Ravdin says she has always dabbled in dancing, but started first dancing socially with West Coast Swing after taking her first class four years ago. She uses dance as a stress reliever, taking a break from her life as a teacher.

“It was right when I started teaching,” Ravdin said. “I needed to pick up a hobby to distract me from school sometimes. A lot of people said it would give me balance and it did balance out my life.”

According to Ravdin, West Coast Swing positively impacted her life, helping her gain responsibilities throughout her adult life, such as budgeting and time management.

“It is an expensive hobby,” Ravdin said. “Dance in any form, is expensive. You have to think ‘How much am I spending when I travel to these cities?’ It forces you to be a bit more savvy.”

Along with becoming more well-rounded, Ravdin has the chance to have an impact on the students at her school. Freshman Danielle Miller knows Ravdin through dance. Both of Miller’s parents are dance instructors, her dad having danced with Ravdin.

“My biggest support is my mom, my dad, and Ms. Ravdin,” Miller said. “She’s been a huge inspiration for me to get back into competing. It’s just a wonderful thing.”

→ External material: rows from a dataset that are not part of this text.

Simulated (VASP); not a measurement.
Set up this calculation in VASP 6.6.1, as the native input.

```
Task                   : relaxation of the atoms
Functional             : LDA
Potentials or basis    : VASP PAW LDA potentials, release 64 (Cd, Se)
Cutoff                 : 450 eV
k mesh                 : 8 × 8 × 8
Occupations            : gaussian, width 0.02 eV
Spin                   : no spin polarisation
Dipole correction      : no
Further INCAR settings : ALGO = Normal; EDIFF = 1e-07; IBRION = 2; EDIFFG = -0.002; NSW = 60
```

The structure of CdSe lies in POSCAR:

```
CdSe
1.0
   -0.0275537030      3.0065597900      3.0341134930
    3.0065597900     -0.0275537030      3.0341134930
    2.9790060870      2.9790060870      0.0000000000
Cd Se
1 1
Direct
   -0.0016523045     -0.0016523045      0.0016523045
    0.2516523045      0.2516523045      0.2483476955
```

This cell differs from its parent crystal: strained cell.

Miller says that Ravdin is a huge inspiration for her dancing. She says that anytime the two talk, they converse for hours on end about the different moves and energy required to keep up on the dance floor.

“It’s fun because you’re kinda just playing around with your [dance] partner,” Ravdin said. “It’s all about the moments you make with your partner. That’s what I find the most rewarding [about West Coast Swing].”